For a split second, I admit I was rather pleased as punch. That I was seen as someone who had their shit together. But then of course, the reality that I spend most of every day running from hit like a truck.
He is not just not answering my calls. He is not just busy playing golf or out walking the dogs. He is gone. And he isn’t coming back. Because, the truth is, I do call him sometimes. “Dad” is the second most called number on my car infotainment system. Sometimes I press it by accident, other times I press it and hope like mad that it was all a bloody horrible dream.
He doesn’t answer. In case you were wondering.
So I thought I’d share my advice on death and grief. On answering children’s questions whilst trying to manage your own grief. I don’t know if I did it right. I just did it. I had no choice but to crack on. Somethings I think I got right, others not so.
- Being Honest
The first time I told my kids that Papa was poorly, they asked if he would get better. I told them that I wasn’t sure. That the doctors were hoping they could help, but that there was a chance he wouldn’t get better. Having already lived through their granny “not getting better” perhaps this was not too shocking for them.

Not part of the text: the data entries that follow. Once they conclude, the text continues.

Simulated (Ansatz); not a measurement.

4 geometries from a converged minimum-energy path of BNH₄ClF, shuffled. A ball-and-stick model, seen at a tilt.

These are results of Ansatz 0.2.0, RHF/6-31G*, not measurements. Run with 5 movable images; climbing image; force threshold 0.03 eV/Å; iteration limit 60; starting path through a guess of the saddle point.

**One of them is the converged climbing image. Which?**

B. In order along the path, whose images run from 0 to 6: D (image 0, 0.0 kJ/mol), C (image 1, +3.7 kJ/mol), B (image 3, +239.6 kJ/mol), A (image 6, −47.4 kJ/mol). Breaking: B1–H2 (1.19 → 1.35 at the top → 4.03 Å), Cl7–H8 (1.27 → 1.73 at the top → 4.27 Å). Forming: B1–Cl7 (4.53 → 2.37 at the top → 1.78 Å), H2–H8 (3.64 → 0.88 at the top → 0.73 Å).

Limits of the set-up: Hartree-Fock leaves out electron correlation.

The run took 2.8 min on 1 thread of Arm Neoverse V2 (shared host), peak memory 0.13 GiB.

Being honest with the kids was important to me. For one, I couldn’t hide my own emotions at times, so I had to explain the tears and the pain. But I also wanted them to understand that even though death and pain is a part of life, how you help that person you love is a defining moment in life. Loving someone means you look after them, even when it’s hard.
It’s not all plain sailing. Mabel told me last week that she believes we should have left Papa to fall asleep and just not wake up. That perhaps then I wouldn’t be so sad.
I calmly explained that being with Papa helped make him less scared. That it was the right thing to do, even if it was hard. And that I am sad some days because I miss him. Not because I watched him die.
She misses him too. That’s something I can’t take away. Instead we talk about him a lot. We laugh at the silly things he’d say or do. We look at pictures and read books he’s give us. We include him in our life. That feels like the right thing to do, though at times it makes me miss his reassuring presence in my life even more.
2. Value Your Time
If you have the luxury of time, even if it’s just a matter of weeks, then this will be the most precious time of your life.
Say the things you never said. Ask the questions you have never thought of asking. Go to the places you have always wanted to visit. Watch the films you want to watch together. Speak about the little things and the big. Laugh about memories together and be honest about how scared you are, but in the same breath make sure they know you’re going to be okay. That this will not take you down. Give them the courage to face what’s coming and know how much they are loved.
Sitting with my father as his amazing, selfless life faded away was the single most difficult thing I have ever done. It is also one of the most precious experiences I know I will ever have. What a privilege it was to be there. To ease his passing. To help make him comfortable. What an honour to be able to tell him how I will miss him forever, but that because of his strength, I will be fine. What a gift to be able to thank him for being mine.
3. Fight for a good death
One of the first things my sister said to me, a few moments after he’d passed away was that as deaths go, this was a good one.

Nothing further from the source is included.